A federal contractor has finished collecting about 370 samples of sediment from the Hackensack River to determine the extent of pollution in the riverbed and whether it should become a Superfund site.
James M. O'Neill reports for The Record:
The contractor, using a 40-foot barge, gathered core samples from Newark Bay up past the Overpeck Creek for 10 weeks this summer. The data from the samples are just starting to trickle in to federally certified labs, and it's too early to determine what the information will lead to.
"The data is still raw, so we can't draw any conclusions yet," said Michael Sivak, acting head of the Environmental Protection Agency's special projects branch for the region.
Bill Sheehan, the Hackensack Riverkeeper and the one who first petitioned the EPA to consider the Hackensack for Superfund status, said EPA officials have told him that Judith Enck, the EPA administrator for the region, wants to have a decision made one way or another about the Hackensack by year's end, since no matter who wins the presidency, there will be a new administration in the White House in January.

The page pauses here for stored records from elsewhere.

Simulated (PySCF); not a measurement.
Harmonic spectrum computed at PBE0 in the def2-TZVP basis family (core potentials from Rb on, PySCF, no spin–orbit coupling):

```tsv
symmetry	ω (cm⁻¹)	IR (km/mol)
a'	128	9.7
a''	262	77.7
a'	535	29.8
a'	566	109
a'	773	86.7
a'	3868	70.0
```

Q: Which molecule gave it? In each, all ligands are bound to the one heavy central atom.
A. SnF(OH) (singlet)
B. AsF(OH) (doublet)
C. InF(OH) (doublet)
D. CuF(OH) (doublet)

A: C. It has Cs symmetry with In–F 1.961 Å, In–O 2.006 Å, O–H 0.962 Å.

"We're certainly moving forward as quickly as we can, and we know that this project is a priority for many people, including Bill Sheehan and Administrator Enck," Sivak said.
"However, we don't anticipate all the data right away," he said. "We need to validate the data, which can take several weeks, and we expect the information to be coming in through the fall and early winter. We don't have a timetable for a decision, but we are working to do it as soon as possible."